Biography

Käthe Kollwitz (1867-1945) was a German artist, printmaker and sculptor. Her socially committed work portrays working-class poverty, war and maternal grief. She was the first woman elected to the Prussian Academy of Arts, in 1919.

Käthe Kollwitz(1867 — 1945)

Käthe Kollwitz

république de Weimar, Empire allemand

7 min read

Visual Arts20th CenturyGermany from the late 19th century to the Nazi regime, spanning the Wilhelmine Empire, the First World War, the Weimar Republic and the Second World War

Frequently asked questions

Käthe Kollwitz (1867-1945) was a major German artist, known for her socially committed prints and sculptures. The key thing to remember is that she put her art at the service of social and pacifist causes, denouncing the poverty of the working class and the horrors of war. She was the first woman elected to the Prussian Academy of Arts in 1919, a remarkable achievement for the time. Her work, such as the cycle War or the poster “Never Again War!”, left its mark on German social art and continues to inspire generations.

Famous Quotes

« I want to be effective in this time when people are so helpless and in need of aid.»

Key Facts

  • Born in 1867 in Königsberg, East Prussia
  • Print cycle *The Weavers' Revolt* (1893-1897), inspired by Gerhart Hauptmann's play
  • Cycle *The Peasants' War* (1902-1908), devoted to the 16th-century peasant uprisings
  • First woman elected to the Prussian Academy of Arts, in 1919
  • Loss of her son Peter in 1914 at the front, a grief that inspired the memorial *The Grieving Parents* (1932)
  • Expelled from the Academy by the Nazis in 1933; died in 1945 in Moritzburg

Works & Achievements

A Weavers' Revolt (Ein Weberaufstand) (1893-1897)

Cycle of six prints inspired by Hauptmann's play, which brought Kollwitz to prominence and shaped German social art.

The Peasants' War (Bauernkrieg) (1902-1908)

Series of seven engravings on the sixteenth-century peasant revolt, dominated by the heroic figures of “The Plough” and “Schwarze Anna.”

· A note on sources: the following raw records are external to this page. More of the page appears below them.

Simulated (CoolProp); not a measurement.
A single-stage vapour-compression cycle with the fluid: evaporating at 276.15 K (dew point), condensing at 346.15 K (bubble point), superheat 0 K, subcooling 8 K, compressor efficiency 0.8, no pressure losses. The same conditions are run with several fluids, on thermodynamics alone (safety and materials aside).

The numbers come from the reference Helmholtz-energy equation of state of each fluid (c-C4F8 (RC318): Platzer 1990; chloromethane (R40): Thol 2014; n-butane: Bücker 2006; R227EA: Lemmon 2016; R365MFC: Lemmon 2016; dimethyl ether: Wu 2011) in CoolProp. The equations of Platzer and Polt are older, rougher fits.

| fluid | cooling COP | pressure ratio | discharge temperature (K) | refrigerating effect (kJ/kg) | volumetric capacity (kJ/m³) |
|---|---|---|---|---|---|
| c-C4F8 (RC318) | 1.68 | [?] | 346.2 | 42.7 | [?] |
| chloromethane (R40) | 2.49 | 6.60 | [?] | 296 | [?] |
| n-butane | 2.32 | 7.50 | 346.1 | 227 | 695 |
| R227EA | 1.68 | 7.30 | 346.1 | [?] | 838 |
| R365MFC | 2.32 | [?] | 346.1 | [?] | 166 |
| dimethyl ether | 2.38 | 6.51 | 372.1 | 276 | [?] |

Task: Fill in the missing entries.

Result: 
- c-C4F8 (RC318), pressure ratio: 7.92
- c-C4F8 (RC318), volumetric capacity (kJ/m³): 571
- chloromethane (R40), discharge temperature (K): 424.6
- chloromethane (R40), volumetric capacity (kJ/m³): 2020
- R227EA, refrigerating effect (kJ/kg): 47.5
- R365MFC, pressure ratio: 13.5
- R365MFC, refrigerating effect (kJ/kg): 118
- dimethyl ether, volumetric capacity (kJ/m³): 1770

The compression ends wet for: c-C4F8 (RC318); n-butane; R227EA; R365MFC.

The Grieving Parents (Die trauernden Eltern) (1914-1932)

Pair of kneeling statues erected over the grave of her son Peter, one of the most poignant pacifist monuments of the Great War.

The War Cycle (Krieg) (1922-1923)

Seven woodcuts with powerful blacks denouncing the suffering of mothers, widows, and children in the face of war.

Poster “Never Again War!” (Nie wieder Krieg) (1924)

Lithograph that became an emblem of pacifism, created for a Social Democratic youth day.

Mother with her Dead Son (Pietà) (1937-1938)

Small sculpture of a mother holding her dead son, enlarged after 1945 for the Neue Wache in Berlin, a memorial to the victims of war and tyranny.

Death (Tod) (1934-1937)

Final cycle of eight lithographs in which the artist confronts death in all its forms, a personal meditation in the twilight of her life.

Self-Portraits (1888-1943)

Series of more than a hundred drawings, prints, and sculptures in which Kollwitz examines herself without indulgence, forming an autobiography in images.

Anecdotes

In 1898, the jury of the Great Berlin Exhibition proposed awarding a gold medal to Käthe Kollwitz for her engraved cycle on the weavers' revolt. Emperor Wilhelm II vetoed the decision, deeming this "gutter art" unworthy of an official prize. The scandal had the opposite effect, making the young artist known throughout Germany.

Her younger son Peter, a volunteer enlistee, was killed as early as October 1914, just a few days after leaving for the Flanders front. Käthe Kollwitz took nearly twenty years to complete the funerary monument in his honor

The Grieving Parents

two kneeling statues she sculpted in her own likeness and that of her husband.

In 1919, she became the first woman elected to the Prussian Academy of Arts, which earned her the title of professor and a studio. In 1933, after the Nazis came to power, she was forced to resign for having signed an appeal against Hitler.

The Gestapo summoned her and threatened to send her to a concentration camp; her advanced age and international fame likely protected her from deportation. Her works were removed from museums and excluded from exhibitions under the Nazi regime.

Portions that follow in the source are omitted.